Question

A ball is released from certain height h reaches ground in time T. Where will it be from the ground at time $\frac{3T}{4}?$

• A. $\frac{9h}{16}$
• B. $\frac{7h}{16}$
• C. $\frac{3h}{4}$
• D. $\frac{27h}{64}$

Answer 1

The correct option is B $\frac{7h}{16}$

Given that,

Height $=h$

Time $t=\frac{3T}{4}$

Since, the ball is released from rest, its initial velocity is zero. When released from height h it reaches the ground in time T.
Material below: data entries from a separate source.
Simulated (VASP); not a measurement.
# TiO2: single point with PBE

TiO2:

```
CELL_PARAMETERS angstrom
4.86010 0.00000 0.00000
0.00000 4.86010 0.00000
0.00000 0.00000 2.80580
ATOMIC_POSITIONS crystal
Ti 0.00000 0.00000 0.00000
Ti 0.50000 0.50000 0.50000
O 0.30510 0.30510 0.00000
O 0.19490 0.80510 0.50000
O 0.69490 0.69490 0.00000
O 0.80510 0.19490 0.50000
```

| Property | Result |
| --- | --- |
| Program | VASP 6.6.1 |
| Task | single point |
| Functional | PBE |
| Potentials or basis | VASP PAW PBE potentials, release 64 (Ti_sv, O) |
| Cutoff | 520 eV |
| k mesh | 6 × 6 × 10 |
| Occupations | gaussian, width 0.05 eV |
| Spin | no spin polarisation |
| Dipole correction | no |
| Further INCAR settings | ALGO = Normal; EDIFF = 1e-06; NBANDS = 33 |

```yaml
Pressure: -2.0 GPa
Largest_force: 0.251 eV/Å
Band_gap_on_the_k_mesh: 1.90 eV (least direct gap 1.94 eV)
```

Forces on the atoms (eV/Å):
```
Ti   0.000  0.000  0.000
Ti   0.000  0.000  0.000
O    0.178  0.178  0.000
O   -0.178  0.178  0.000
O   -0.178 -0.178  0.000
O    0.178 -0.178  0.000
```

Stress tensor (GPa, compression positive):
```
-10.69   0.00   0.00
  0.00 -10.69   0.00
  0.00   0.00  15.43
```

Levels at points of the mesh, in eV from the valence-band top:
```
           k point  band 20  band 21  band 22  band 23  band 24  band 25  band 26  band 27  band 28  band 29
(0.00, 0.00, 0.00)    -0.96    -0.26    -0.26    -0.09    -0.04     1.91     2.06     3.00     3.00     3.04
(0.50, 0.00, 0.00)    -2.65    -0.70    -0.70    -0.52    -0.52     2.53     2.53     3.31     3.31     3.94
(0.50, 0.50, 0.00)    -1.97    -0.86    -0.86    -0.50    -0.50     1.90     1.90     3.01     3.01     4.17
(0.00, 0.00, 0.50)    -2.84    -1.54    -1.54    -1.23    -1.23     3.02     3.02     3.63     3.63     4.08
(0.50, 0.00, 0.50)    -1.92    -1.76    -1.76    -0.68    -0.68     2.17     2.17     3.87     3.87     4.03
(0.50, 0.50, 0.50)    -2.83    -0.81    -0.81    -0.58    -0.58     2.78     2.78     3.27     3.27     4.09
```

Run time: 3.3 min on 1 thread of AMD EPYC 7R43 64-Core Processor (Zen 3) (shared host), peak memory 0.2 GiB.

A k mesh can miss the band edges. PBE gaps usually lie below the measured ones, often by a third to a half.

If we apply the second equation of motion

$s=ut+\frac{1}{2}g{t}^2$

$h=\frac{g{T}^2}{2}$

$T^2=\frac{2h}{g}$

Now, we apply the same equation to calculate the height covered in time 3T/4

$s=ut+\frac{1}{2}g{t}^2$

$s=g\times \frac{{\left(\frac{3T}{4}\right)}^2}{2}$

$s=\left(\frac{9g}{32}\right)\times T^2$

$s=\left(\frac{9g}{32}\right)\times \frac{2h}{g}$

$s=\frac{9h}{16}$

Now, the distance from the ground

$s=h-\frac{9h}{16}$

$s=\frac{7h}{16}$

Hence, the distance from the ground is $\frac{7h}{16}$